UK: Demolition - Is Required (Or Not - That Is The Question)

Last Updated: 9 August 2011
Article by Murray Shaw

The definition of development is given in Section 26 of the Town & Country Planning (Scotland) Act 1997 (as amended). Sub-Section 4 makes clear that "building operations" (which do constitute development) include "demolition of buildings".

However that apparently straightforward position is the subject of two other relevant sets of provisions which (until recently) have in effect meant that planning permission was not in fact generally required for demolition.

Class 70 of the General Permitted Development (Scotland) Order (SI1992 223) deals with demolition and exempts from the need to obtain planning permission demolition of a complete building subject to certain exemptions. Unless however the demolition is urgent or necessary on the grounds of safety, there is a requirement to apply to the planning authority to ascertain whether prior approval from the planning authority of the means of demolition and any consequent restoration will require to be obtained. There may also then be a requirement for neighbour notification. If the planning authority does indicate that their prior approval is necessary then no demolition works can take place until that approval (in relation to the means of demolition and the restoration of the site thereafter) has been given.

Separately in 2001 the Scottish Government issued a Circular (Circular 1/2001) with the snappy title of "The Town & Country Planning (Demolition which is not Development) (Scotland) Direction". This Circular was made in terms of Section 26 of the Act and in effect provided that the demolition of certain types of building would not constitute development (notwithstanding the other provisions of Section 26). In effect this exempted from the need to obtain planning permission the demolition of certain buildings which were subject to other controls (such as listed buildings) and some other buildings (excluding dwellinghouses and buildings in excess of a specified size). The Circular (like the Permitted Development Order) only applied to demolition of a whole building and not partial demolition.

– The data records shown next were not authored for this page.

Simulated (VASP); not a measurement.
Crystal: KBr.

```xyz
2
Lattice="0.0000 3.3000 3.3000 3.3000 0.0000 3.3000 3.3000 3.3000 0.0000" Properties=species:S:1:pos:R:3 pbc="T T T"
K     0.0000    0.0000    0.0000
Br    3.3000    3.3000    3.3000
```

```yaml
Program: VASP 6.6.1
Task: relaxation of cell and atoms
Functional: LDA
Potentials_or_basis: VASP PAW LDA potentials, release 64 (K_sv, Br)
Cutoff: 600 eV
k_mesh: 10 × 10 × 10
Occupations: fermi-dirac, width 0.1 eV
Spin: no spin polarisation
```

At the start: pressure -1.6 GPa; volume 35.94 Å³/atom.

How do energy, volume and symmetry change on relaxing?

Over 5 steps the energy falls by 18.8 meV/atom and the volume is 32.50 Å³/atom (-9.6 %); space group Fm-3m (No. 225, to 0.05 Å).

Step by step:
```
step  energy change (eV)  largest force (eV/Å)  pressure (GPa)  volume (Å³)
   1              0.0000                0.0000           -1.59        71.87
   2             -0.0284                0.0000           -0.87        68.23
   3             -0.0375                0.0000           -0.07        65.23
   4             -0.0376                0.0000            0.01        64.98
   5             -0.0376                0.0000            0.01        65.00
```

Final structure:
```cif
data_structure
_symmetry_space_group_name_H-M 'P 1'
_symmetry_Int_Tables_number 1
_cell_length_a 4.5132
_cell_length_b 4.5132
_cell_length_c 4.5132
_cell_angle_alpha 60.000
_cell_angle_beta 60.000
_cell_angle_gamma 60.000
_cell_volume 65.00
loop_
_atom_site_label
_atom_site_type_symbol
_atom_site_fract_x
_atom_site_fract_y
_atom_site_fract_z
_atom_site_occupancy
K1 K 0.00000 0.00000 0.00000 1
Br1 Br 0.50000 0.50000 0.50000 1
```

The consequence of this Circular read alongside the Permitted Development Order was that demolition of most complete buildings would not require planning permission though it might be necessary to go through a prior notification/approval procedure identified in the Permitted Development Order.

However in 2009 the European Court of Justice ruled that Ireland had not properly transposed into their domestic law the EIA Directive. In effect the court held that demolition could be a "project" for the purpose of the EIA Directive and therefore might require environmental assessment. That ruling was followed by the Court of Appeal in England in a case brought by Save (the heritage body). In this decision (R (Save Britain's Heritage) v The Secretary of State for Communities and Local Government 2011 EWCA CIV334) the Court of Appeal accepted the European ruling. The particular consequence in that case was that the proposed demolition of a listed brewery site in Lancaster, England could not proceed.

The more direct consequence for Scotland (though that decision would be likely to follow in the Scottish Courts) is that the Scottish Ministers had now revoked the 2001 Circular because of the need to comply with the EIA Directive.

In effect this means therefore that demolition in all circumstances will be subject to planning control and planning permission will be required except to the extent that Permitted Development Rights can be relied upon. In practice this means either that there will be more applications made to clarify whether prior approval is necessary (as provided for in terms of the Permitted Development Order) or full applications will be made for planning permission (possibly the demolition being clearly described as an integral part of the application sought). However if a development relates to a project identified in Schedule 1 to the EIA Regulations (where environmental assessment is mandatory) permitted development rights will not apply at all while in relation to Schedule 2 projects (where environmental assessment may be required) they may not apply (a screening opinion or screening direction will need to be obtained).

In practice up until now it has not been unknown for buildings to be demolished either relying upon Permitted Developments Rights or the Circular with a view to the fact that the site is then a gap site or vacant site being relied upon as a material consideration in relation to the application for planning permission. It will not now be so easy to bring about such a situation.

The Scottish Government are apparently giving consideration as to whether Class 70 of the Permitted Development Order should be extended to take account of the position which now prevails. The interplay between the 1977 Act, the Permitted Development Order and the Circular was not always clear. The position is now clearer but where demolition is an integral part of the planning process careful consideration will need to be given as to how best to secure any necessary consents or permissions.

The content of this article is intended to provide a general guide to the subject matter. Specialist advice should be sought about your specific circumstances.